To make hotcakes, combine corn kernels, creamed corn, egg yolks and milk in a medium bowl. Stir in flour and pesto until combined.

Beat egg whites in a medium bowl with an electric beater until firm peaks form. Fold half the whites into corn mixture, then fold in remaining egg whites. Season with salt and pepper.

Heat a non-stick frying pan over medium heat. Lightly spray with cooking oil. Cook three hotcakes at a time. Pour 1/4 cupfuls of corn mixture into pan. Cook for about 2 minutes. When bubbles appear, turn hotcakes over and cook for another 2 minutes, or until lightly browned underneath. Remove and cover to keep warm. Repeat with remaining batter.
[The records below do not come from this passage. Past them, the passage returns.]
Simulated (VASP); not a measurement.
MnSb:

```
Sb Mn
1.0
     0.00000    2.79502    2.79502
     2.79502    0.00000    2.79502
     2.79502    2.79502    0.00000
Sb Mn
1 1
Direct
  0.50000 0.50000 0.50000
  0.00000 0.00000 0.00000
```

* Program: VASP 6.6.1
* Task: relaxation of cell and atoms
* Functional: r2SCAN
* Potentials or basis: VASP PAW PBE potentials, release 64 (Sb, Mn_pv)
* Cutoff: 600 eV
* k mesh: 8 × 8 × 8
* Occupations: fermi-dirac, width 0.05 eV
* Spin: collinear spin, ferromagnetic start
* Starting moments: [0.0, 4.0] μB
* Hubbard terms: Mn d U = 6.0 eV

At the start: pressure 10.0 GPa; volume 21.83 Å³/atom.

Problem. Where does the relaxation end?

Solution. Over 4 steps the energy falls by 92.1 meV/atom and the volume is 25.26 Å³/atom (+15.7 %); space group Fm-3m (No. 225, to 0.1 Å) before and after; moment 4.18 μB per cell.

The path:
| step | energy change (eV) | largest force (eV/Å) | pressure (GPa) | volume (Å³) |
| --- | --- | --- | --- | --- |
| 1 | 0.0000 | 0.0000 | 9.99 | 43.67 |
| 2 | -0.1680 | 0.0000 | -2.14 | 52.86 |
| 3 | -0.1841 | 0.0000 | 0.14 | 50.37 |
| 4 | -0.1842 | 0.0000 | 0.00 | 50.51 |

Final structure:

Serve warm hotcakes topped with avocado and bacon salsa. Garnish with fresh basil leaves.

Serves 4

Wednesday, April 18, 2007

Roasted Vegetable and Gruyere Pasties


I couldn't find celeriac anywhere so I used some sweet potato instead. I also couldn't find Gruyere cheese (! I know!!) so I used some good old tasty. No jap pumpkin here either, so I used Kent (which I prefer anyway!) I don't own a food processor, so I used my mix master on extra low speed, using dough hooks, to mix the pastry together. But after all that, it was pretty simple really.

*Taken from Karen Martini's 'Where The Heart Is'*
Ingredients
Pastry
3 1/3 cups (500g) plain flour
1/2 tsp table salt
3 tbs olive oil
1 cup (250mls) cold water

Filling
3x2 cm slices jap pumpkin, cut into 1 cm pieces
2 carrots, peeled and cut into 1 cm pieces
2 large potatoes, peeled and cut into 1 cm pieces
3 parsnips, peeled and cut into 1 cm pieces
1/2 celeriac, peeled and cut into 1 cm pieces
70ml extra virgin olive oil
salt flakes and freshly ground black pepper
5 golden shallots, peeled and sliced
3 cloves garlic, finely chopped
2 leeks, trimmed and finely sliced
1 tsp ground fennel
5 sprigs flat-leaf parsley, chopped
150g grated Gruyere
1 egg, lightly beaten
100g ricotta
1 extra egg, beaten with 1 tbs olive oil
sesame seeds (optional)

Method
Preheat oven to 165C. For the pastry, combine flour and salt in a food processor and, with motor running, drizzle in olive oil. Add water and pulse until mixture just comes together. Knead gently on a lightly floured work surface, then wrap in plastic film and place in the fridge for 2 hours.

To make the filling, combine the pumpkin, carrot, potato, parsnip and celeriac, in a large baking dish. Add 50 mls of the olive oil and season with salt and pepper. Roast vegetables for 1 hour, turning occasionally. Turn off oven and leave vegetables inside for 1 hour (they should shrink and intensify in flavour).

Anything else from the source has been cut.